Heroes Of Tech — Vladimir Iglovikov
Original Title: A Very, Very Surface-Level Look At Vladimir Iglovikov
I have recently been interested in data science — data science is a hard topic to get into because EVERYONE IS INTERESTED IN IT, and I mean EVERYONE. The applications are enormous, including but not limited to gaining customer insights to modify a marketing campaign, detecting credit card fraud, and predicting future market trends. Vladamir Iglovikov seemed like a good starting point in all of this because he represents a kind of upper-bound for data scientists: He wins Kaggle competitions, shares source code, and makes his research open to the public.
A Brief Background
Vladamir Iglovikov is a “Kaggle grandmaster,” someone who placed in the top 10 in 11 Kaggle competitions. He obtained a Ph.D. in physics from the University of California, Davis (I wonder if we ever passed by him at Kemper?), then used Kaggle to transition to machine learning. It paid off, and he got a job at Lyft working on deep learning techniques to solve autonomous driving problems.
Iglovikov believes that physics was a beneficial major because the coding, math, and statistics knowledge it requires were easily transferable to data science. He also believes that the most interesting data science/machine learning problems are away from the mainstream; these are unsolved problems, not just oversaturated spaces like finding credit score.

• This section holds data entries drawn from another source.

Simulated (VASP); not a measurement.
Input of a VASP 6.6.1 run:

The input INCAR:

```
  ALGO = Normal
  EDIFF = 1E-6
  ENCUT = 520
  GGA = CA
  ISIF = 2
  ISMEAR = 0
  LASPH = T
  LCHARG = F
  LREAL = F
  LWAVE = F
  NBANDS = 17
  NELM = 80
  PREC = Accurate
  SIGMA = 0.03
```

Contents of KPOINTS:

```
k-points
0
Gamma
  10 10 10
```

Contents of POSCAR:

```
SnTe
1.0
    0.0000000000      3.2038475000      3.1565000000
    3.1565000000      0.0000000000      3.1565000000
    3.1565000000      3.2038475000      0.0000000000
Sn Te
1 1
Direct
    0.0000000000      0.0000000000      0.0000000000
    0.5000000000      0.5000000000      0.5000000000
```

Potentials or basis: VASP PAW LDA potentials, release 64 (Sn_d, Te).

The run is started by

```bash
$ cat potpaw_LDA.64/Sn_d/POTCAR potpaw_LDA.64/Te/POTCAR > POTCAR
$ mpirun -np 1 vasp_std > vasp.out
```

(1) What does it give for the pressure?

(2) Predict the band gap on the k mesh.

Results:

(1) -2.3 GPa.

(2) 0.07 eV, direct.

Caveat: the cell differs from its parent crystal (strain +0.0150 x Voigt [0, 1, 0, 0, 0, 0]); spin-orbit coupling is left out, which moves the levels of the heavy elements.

His outline for Kaggle beginners? Watch online courses to learn the basics of machine learning and Python programming. Pick a competition and write an end-to-end pipeline that maps data to a submission…if you have to, start by just copy and pasting a kernel someone shared. At a point, you will realize you are competing with hundreds of people who simply “adjust knobs” on their data without knowing what is happening. You will now reach the point where you really have to study.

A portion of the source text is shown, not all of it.